By Kathy Van Mullekom, a lifelong gardener and gardening writer living in York County, Virginia When it’s hot, it’s difficult to think about a cool season vegetable garden.

The Fall Veggie Garden

melpers

by Kathy Van Mullekom, a lifelong gardener and gardening writer living in York County, Virginia

When it’s hot, it’s difficult to think about a cool-season vegetable garden. Yet, it’s time to do just that – and time to begin prepping and planting one. If you have a warm-season summer garden of squash, melons, cucumbers and peppers, maybe some of those plants have produced all they can and can be removed to make room for cooler crops like spinach, lettuces, onions and collards.

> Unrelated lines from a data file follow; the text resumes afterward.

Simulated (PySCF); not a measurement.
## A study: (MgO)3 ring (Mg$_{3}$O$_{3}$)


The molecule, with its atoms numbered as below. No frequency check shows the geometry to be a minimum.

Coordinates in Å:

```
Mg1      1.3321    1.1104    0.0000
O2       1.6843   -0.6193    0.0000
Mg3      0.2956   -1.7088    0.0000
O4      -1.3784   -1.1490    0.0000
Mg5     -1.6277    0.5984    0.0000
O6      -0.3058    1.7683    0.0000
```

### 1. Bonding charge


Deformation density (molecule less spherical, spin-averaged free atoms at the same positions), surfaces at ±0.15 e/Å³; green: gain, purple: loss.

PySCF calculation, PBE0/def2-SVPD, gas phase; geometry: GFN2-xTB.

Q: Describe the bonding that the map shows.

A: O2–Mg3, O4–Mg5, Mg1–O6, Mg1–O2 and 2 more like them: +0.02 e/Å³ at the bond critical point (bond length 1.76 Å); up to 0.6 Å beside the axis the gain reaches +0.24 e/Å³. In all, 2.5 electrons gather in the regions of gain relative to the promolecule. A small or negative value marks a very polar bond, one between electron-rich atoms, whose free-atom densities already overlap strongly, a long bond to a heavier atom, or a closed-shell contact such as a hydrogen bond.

Once you rip out old plants, add some aged compost or work in some 10-10-10 fertilizer to prep the soil for the newer ones. Transplants of cabbages, cauliflower, broccoli and Brussel sprouts can be planted now and harvested before the first killing frost sometime early November. Spinach, on the other hand, can withstand lots of cold and even make it through the winter, same goes for collards. In fact, it’s said that the kiss of frost makes collards sweet and tender, and some people don’t harvest collards until frost has done its duty. Kale, evergreen bunching onions, lettuce, parsley, parsnips and carrots are other crops that may survive all winter in the garden, according to Virginia Cooperative Extension. Mulch those overwintering vegetables with 8 inches of mulch to prevent heaving – freezing and thawing – of the soil. Most of these vegetables can be dug or picked as needed throughout the winter or in early spring.

If you don’t have room for an in-ground vegetable garden, sow lettuce, onion, spinach and other seeds in large pots with good drainage holes. To harvest lettuce bowls, just use scissors to snip off greens and let the lettuces grow again. Colorful lettuces make colorful seasonal shows in fall, especially when the pots are paired with containers of ornamental kales and pretty pansies. My dream is to plant a year-round veggie garden in an old wooden rowboat. That way I can control the soil, amending it with lots of compost and shredded leaves and take bets that the veggie-munching bunnies can’t hop that high.